For today’s trading session, Nifty is likely to open on negative note
as indicated by SGX Nifty. I am sure that it will not give easy cross above
10400 and it may give an intraday sell signal at top. If this goes the way I am
expecting then this expiry may go on big negative. Still, I suggest that take
this as view as expiry day used to be unpredictable. Even I may not opt to
trade on soft signals.
I am not going to be greatly bullish anymore as I was bullish from
9000 and now I am expecting side wise to correction time. It hardly matters if
this magnitude goes 1400 points exactly or goes as 1300 points or 1600 points.
Call was bullish above 9000 and so far it is pity successful.
Strategy for Nifty November
future – those who has added shorts on higher side may have a pleasant day.
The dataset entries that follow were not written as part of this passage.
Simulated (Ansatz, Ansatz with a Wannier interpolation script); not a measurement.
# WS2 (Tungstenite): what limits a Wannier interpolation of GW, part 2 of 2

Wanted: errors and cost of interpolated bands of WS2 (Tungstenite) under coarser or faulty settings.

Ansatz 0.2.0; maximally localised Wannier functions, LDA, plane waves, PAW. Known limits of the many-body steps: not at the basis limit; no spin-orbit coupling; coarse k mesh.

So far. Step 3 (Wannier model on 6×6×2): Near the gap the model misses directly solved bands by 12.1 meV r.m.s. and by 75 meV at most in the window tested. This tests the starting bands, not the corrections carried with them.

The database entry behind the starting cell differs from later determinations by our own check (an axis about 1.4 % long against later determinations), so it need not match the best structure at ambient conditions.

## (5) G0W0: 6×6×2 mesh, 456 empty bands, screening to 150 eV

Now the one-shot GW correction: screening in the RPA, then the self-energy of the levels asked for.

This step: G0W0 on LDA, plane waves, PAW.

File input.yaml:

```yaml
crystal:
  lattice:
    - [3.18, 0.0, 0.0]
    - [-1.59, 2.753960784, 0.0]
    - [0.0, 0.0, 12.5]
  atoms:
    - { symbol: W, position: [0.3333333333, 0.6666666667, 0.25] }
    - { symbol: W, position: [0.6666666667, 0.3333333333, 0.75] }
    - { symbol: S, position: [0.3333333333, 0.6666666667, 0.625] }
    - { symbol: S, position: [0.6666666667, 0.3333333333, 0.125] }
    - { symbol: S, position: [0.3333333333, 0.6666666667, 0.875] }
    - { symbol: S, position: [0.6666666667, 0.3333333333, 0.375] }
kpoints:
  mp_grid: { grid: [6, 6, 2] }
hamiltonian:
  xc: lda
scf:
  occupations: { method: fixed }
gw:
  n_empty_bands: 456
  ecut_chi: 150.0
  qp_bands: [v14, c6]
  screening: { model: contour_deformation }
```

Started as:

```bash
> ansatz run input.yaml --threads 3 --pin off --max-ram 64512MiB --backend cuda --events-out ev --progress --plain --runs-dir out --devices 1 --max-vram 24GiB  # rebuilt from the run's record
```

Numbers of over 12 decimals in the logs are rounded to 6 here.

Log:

Technically a trade below 10300 may push for shorting. I took a long from 10100
and booked above 10350 and this suggested soft short to my traders. On higher
side it will face resistance at 10360-10380
BANK NIFTY November future –
I am not active on this index since stimulus. In my view it is not going in the
expected way although it is up. It is giving signs of tiredness which may be an
early indication of weakness. There are many banking which is not in parallel
with this index. 25800-26000 is a zone of resistance and it may fail to see a
crossover. Today may be big day for bears.